I had intended to rent out a rototiller today and get the garden beds prepared for the season. HOWEVER! Mother Nature had different plans. Last night, we had some big rain, which soaked the ground and turned it into mud.  This morning, as we were on our way to pick up the tiller, it started raining again.

Bah. Sad panda.

So, I decided that I’d put off the tilling until later this week or next weekend. Fortunately, I’m still in the “start seed inside” timeframe for most of the veg that I want to plant.

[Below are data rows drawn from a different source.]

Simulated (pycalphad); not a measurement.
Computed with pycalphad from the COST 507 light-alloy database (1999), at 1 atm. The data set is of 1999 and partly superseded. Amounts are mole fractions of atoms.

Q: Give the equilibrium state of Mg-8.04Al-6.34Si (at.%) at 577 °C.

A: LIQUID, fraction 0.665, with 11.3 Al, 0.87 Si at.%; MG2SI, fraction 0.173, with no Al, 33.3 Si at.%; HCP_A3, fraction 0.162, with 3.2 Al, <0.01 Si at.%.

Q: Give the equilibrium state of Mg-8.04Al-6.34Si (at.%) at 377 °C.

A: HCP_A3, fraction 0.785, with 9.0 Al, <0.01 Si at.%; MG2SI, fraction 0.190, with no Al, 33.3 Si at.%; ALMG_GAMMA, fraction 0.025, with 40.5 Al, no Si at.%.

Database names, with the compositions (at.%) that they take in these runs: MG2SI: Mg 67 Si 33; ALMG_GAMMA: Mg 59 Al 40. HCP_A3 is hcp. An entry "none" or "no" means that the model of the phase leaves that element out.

In other news, I recently stumbled across something on Pinterest that sounds interesting. It’s an herbal “itch stick” that is supposed to help insect bites to stop itching. Kristen and Katie often suffer from mosquito bites during the summer months, so I thought that I’d give it a shot.  Here’s a link to the original recipe:

 

The ingredients are not what I would call inexpensive, but they’re not prohibitive, either. The problem is that they’re not easily available in very small (like 1/2 ounce) quantities online. I happen to have an herb shop moderately near the house (Ok, it’s 20 miles away through small towns) that I can get the herbs from.  Add to that the butters and containers, and I will have everything on hand tomorrow in order to assemble some of this stuff.

I’ll probably end up with a couple of these up on Gentleman’s Cabinet in a few days.